Friday, July 23, 2004

Software Design: Ease of Use vs. Discoverability

Almost every product you pick up, whether it's a hot glue gun or a $1000 impossibly complex piece of software, says this on it somewhere: "Easy to Use!"

But many products aren't so easy to use, as we all know. So this term has almost lost its meaning, like "intuitive" or "all natural". So what do you say about your product if it truly is easy to use? And what does that mean, anyway?

I want to make a distinction between ease of use, and ease of learning or discoverability.

Here's a simple example in software products: drag and drop. It may be easy to use, but how the heck do you discover that certain areas of certain windows can have things dropped on them? And just what kinds of things can you drop on them? The inverse of this is the File/Open menu item, which brings up an open panel in which you hunt around your hard drive in a tiny little modal window. That functionality is easy to discover (it's right there in the menu) but very tedious to use, particularly if you have a lot of files, in different places.

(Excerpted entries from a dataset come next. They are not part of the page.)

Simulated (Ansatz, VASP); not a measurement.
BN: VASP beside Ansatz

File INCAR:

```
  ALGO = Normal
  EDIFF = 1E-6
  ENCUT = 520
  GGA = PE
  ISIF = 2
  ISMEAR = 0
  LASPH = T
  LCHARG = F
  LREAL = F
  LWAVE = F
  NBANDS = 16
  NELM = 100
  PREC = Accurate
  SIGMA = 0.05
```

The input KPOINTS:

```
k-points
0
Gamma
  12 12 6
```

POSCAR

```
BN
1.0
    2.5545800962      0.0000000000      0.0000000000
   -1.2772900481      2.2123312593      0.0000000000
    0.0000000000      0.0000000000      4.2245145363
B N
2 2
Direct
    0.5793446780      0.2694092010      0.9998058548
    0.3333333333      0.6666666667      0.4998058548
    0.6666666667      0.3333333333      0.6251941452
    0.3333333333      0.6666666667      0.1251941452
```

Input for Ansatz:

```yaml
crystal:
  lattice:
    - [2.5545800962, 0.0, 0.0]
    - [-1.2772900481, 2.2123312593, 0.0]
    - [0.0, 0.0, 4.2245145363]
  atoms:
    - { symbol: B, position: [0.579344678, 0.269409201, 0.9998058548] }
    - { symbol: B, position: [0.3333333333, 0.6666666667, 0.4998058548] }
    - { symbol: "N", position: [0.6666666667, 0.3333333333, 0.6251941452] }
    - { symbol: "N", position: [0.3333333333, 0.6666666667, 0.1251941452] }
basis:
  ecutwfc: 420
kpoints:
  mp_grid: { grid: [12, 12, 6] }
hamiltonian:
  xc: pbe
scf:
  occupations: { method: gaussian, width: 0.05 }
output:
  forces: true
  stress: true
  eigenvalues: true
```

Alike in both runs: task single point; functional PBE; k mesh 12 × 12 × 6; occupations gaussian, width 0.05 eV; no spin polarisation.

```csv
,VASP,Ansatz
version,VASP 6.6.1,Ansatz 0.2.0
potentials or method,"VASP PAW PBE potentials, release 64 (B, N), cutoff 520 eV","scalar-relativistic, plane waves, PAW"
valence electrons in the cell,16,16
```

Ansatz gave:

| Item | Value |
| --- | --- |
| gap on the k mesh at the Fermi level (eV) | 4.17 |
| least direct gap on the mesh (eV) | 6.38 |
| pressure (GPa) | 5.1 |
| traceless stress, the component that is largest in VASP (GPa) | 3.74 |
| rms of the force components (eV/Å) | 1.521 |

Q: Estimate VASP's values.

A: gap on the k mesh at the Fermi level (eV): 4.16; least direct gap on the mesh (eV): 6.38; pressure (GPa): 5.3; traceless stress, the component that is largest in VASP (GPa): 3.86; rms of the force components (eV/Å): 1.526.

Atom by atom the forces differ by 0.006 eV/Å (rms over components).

Another example is the use of styles in programs like InDesign and Word. They're really easy to figure out what they're supposed to do, and really hard to use. The problems range from scope (what in the heck will change when you click Apply) to the tedium of repeatedly selecting text then going back to the palette to click the style. NeXT Computer innovated in this area, it's now in many MacOS X apps, and still nobody has noticed: "Copy Style" and "Paste Style". You can load up the style you want to use and then, with one hand, select text; with the other, you "Paste Style" with the menu key equivalent. It's amazingly efficient and easy to accomplish. Why isn't this idea all over the place, in every product? Or Adobe Illustrator's "Transform Again" menu commmand. Brilliant.

In my view, the right choice is "easy to use, hard to discover", with some way to make it more discoverable. Tool tips, horrible as they are, were invented for this reason, to help you discover stuff that you might not otherwise have noticed. The dreaded "Tips" that pop up, with the handy check box, "Don't show me this again", are actually a really good idea. If they're telling you something you already know, at least you won't have to suffer through it again; and if you didn't know whatever it is they're telling you, often it's truly helpful. Microsoft really pioneered this approach, and, other than overdoing it with dancing paperclips and puppies, did a very good job of integrating it into their products. Their only mistake, I think, was having 38 small opt out preferences, rather than one big giant "leave me alone!" preference (I'm thinking of Word here, with all its helpful grammar checkers, date suggesters, "You seem to be writing a letter; want some help?" and stuff like that).

Ease of use boils down to this: can you remember, a month after you last used something, how to use it efficiently?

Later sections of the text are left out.